Nu York, New York: Museums and you

New York City, where I have lived my whole life, is rich with museums. Ever since I was a young child I have been visiting museums, galleries and historic sites in my city. I would say that walking around museums is one of my favorite hometown activities, besides attending live-music concerts and sporting events. We have some rather interesting Jewish museums here, such as the Jewish Museum, the Museum of Jewish Heritage, the Center for Jewish History, Brooklyn's Jewish Children's Museum, the Eldridge Street Synagogue Museum, and the occasional Jewish-themed exhibits held at art museums such as the Metropolitan Museum of Art.
I could write long and lovingly about these places, but this essay is about a burgeoning modern issue that museums grapple with--namely, selfie taking and (perhaps alarmingly) the selfie stick. Briefly, a selfie is when you take a photo of yourself and a selfie stick is a device, a monopod, that you can use as an extension to facilitate the taking of selfies. I do not plan to purchase a selfie stick but do admit to taking selfies. And this is becoming an issue of great debate for museums... including the Jewish Museum on the Upper East Side of Manhattan.
Apparently, several museums throughout NYC have banned the use of selfie sticks, and have restrictions or out-right bans on photography (especially flash photography) in order to protect their art works, and to ease the flow of visitor traffic. According to their website, the Jewish Museum does allow non-flash photography but prohibits the use of tripods. By extension, I suspect this would include the selfie stick. As for the Museum of Jewish Heritage, photography is not allowed in its galleries. At the Center for Jewish History, which has galleries as well as research libraries, cameras must be checked.

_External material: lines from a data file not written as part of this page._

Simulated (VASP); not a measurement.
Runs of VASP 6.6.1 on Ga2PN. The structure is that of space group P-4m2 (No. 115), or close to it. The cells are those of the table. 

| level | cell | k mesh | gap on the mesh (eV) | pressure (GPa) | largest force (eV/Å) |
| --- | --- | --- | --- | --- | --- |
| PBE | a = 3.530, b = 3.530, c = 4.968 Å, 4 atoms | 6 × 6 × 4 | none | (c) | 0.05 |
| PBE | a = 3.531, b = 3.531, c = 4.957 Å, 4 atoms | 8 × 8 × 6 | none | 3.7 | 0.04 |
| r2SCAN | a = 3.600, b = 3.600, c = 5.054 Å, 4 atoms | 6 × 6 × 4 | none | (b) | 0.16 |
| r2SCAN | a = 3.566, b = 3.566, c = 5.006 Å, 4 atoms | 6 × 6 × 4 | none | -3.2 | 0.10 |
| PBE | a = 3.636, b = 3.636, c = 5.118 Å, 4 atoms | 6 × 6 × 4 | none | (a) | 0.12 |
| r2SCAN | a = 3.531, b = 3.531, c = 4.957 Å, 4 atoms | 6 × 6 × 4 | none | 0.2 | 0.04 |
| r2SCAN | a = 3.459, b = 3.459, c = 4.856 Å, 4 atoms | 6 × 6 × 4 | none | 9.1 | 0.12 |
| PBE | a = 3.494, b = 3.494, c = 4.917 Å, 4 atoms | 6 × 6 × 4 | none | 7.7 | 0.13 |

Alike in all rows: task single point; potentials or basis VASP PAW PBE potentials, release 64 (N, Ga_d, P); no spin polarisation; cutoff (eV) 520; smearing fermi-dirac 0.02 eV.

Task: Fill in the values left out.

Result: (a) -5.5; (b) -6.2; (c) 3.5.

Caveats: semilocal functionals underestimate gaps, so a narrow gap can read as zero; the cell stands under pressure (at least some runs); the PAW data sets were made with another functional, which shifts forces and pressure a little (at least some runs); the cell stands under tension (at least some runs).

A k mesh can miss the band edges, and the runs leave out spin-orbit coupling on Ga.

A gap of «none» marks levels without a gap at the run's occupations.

Those are the policies, folks. Now, I will admit that I have used my cell phone to snap photos in all three of these places. Please don't get me into trouble, but at the Heritage Museum, I took a photo of photograph. It showed a boy who was my late father-in-law's cousin; he was a Holocaust survivor, and we were surprised to find this picture of Norbert in the collection. I snapped the photo quickly and discretely, and won't use it for commercial purposes, just to show family members. But I did not snap a selfie in any of these museums, nor did I use a selfie stick. (Nu, anyone care to gift me with one?).
Should museums ban photography? I assume the flash can damage some paintings and drawings, but do museums enact this ban mostly to sell postcards in their gift shops? And about selfies sticks: yes, they can be annoying (although I admit I first saw them used on a ski slope and not in a museum), but are people really going to get into lots of accidents because they are thrusting their selfie sticks in front of paintings by revered artists? In my estimation, this is more about manners and mores, than about safety first. Then again, I don't work in museum management or art preservation.